When a pilot starts a turbine- or piston-powered aircraft, chances are good the ignition system or its components were made at Champion Aerospace in Liberty. The business, with more than a century of aviation history and a brand well known to automotive parts consumers, has manufacturing operations and research and development labs in a 220,000-square-foot facility. Inside the inconspicuous exterior, a runway runs the length of the main manufacturing floor, and the cafeteria-canteen has a hangar design.
Part of the Cleveland-based TransDigm Group, Champion Aerospace has 250 employees at its lone plant. Employees design and manufacture brand-name igniters, exciters and leads for turbine engines, as well as spark plugs, magnetos, oil filters and ignition harnesses for piston-powered airplane engines.
In a turbine engine ignition system, the exciter takes input current from the aircraft electrical system, steps up the voltage, and delivers a high-voltage output signal through the ignition lead to the igniter. The igniter sparks when its gap is ionized, and the field between the center electrode and igniter shell breaks down. Champion employees also provide standard and custom configured aviation power supplies.

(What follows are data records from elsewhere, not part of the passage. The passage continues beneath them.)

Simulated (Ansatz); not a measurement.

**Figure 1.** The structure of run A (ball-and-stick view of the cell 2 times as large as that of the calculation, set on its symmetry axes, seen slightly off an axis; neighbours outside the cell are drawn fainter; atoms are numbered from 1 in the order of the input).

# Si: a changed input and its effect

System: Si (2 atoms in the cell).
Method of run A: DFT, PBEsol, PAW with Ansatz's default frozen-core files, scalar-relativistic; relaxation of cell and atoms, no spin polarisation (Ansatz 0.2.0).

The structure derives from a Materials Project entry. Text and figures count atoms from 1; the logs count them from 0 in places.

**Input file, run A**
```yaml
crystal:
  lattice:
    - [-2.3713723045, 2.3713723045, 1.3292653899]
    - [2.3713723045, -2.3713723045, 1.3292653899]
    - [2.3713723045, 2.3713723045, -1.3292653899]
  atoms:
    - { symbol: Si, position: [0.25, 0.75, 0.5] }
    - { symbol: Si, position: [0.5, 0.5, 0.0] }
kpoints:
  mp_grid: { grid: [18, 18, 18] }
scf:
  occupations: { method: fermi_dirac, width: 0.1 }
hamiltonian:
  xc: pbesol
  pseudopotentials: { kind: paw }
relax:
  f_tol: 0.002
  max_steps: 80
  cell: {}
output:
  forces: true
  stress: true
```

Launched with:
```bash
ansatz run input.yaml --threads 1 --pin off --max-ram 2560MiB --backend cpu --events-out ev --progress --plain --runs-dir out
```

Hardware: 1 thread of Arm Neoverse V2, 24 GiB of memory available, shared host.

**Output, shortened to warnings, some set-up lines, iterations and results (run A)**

Company President Jason Marlin said ignition systems are noticeable “once you are on the tarmac to start the engines. … Typically they are not firing the ignition system the whole time they are flying, but there are certain instances when they would. So if it’s icy or inclement weather they would turn on the ignition, just in case the engine flames out. It would automatically start again. On landings if it’s foul weather they would turn on the ignition.”
Another instance when an ignition system is used is in the event of an engine flame-out, pilots have to drop to a certain altitude and use the system to relight the engines. Marlin said the company makes ignition systems for auxiliary power units that can power an airplane’s lights or entertainment systems.
Describing Champion Aerospace as “very vertically integrated,” Marlin said that includes producing powder for ceramic products.
“We make our own powder. We fire it. We form it and machine it, as well as our semiconductors and the tips of our igniters, so we are doing all that ourselves,” he said.
A company statement shows Champion Aerospace has more than 300 different igniter designs, 150 lead designs and more than 50 exciter designs in production. The ignition system products are specified as original equipment on engines by companies like General Electric, General Electric Power & Water, Honeywell, Pratt & Whitney, Rolls-Royce, Siemens, Volvo and Westinghouse. Champion Aerospace is also a preferred tier-one Ignition System Supplier to Eterline and UTC Aerospace Systems. The company also makes ignition systems for the power industry that include land and marine turbines; oil, gas, and coal furnaces; space applications; oil rig operations; and pumping stations.
Marlin said a previous owner relocated the company from Toledo, Ohio, to the Upstate in the late 1980s, which he said was mainly because of a strike by the United Auto Workers Union.
“We make a lot of sole-source parts,” he said. “We are the only manufacturer of B-1 bomber and B-2 bomber igniters. The airplane can’t go very far if you can’t light the engine. So the men in black kind of came and said, ‘Hey, we can’t have this risk. You need to set up a separate operation for our defense parts.’ So that is what kind of started the move to South Carolina.”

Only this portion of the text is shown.